Early research in the field tried to evaluate the potential of these measures to sufficiently lower
military tensions in East-West relations (e.g. Larrabee & Stobbe 1983; Ben-Horin et al. 1986;
Borawski 1986; Berg & Rotfeld 1986) or analyzed them from a regime-theoretical perspective (e.g.
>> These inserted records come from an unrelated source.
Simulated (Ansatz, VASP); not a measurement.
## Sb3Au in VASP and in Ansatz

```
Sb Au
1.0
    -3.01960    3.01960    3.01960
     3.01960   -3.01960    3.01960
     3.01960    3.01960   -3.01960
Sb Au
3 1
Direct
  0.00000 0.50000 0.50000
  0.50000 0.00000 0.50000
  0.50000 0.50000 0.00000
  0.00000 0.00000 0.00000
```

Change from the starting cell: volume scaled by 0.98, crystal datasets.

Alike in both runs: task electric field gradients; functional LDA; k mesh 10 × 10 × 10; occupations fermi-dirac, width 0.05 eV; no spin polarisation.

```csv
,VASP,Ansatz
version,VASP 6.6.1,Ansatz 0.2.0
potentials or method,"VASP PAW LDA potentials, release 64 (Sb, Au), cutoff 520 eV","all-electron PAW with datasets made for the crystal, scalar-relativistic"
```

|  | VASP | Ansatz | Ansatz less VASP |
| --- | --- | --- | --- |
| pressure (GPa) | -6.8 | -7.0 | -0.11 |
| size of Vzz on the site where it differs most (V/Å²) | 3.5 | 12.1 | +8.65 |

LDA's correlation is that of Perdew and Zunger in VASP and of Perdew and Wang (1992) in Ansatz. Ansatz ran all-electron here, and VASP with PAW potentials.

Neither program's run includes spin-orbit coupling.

Rittberger et al. 1990; Niemtzow 1996; Krupnick 1998; Schmidt 2004). In addition, several studies
focused on new potential areas of application taking the measures of the OSCE as source of
inspiration (Nathan 1994; Levite & Landau 1997; Self & Tatsumi 2000; Urgell 2005; Robinson 2010;
IFSH 2011). The Arctic, and its constantly melting environment, has so far received little attention
within this discussion.
One of the first comparable initiatives for the Arctic dates back to Mikhail Gorbachev’s so called
‘Murmansk Initiatives’ in 1987 (Åtland 2008: 290 ff.). Besides the proposal of a Nuclear-WeaponFree Zone (NWFZ), these initiatives also included proposals on the reduction of the amount and
size of major naval exercises, their mutual notification including the invitation of observers as well as
the defining of “‘No-go zones’ for naval vessels and anti-submarine warfare (ASW)” (ibid.: 294 ff.).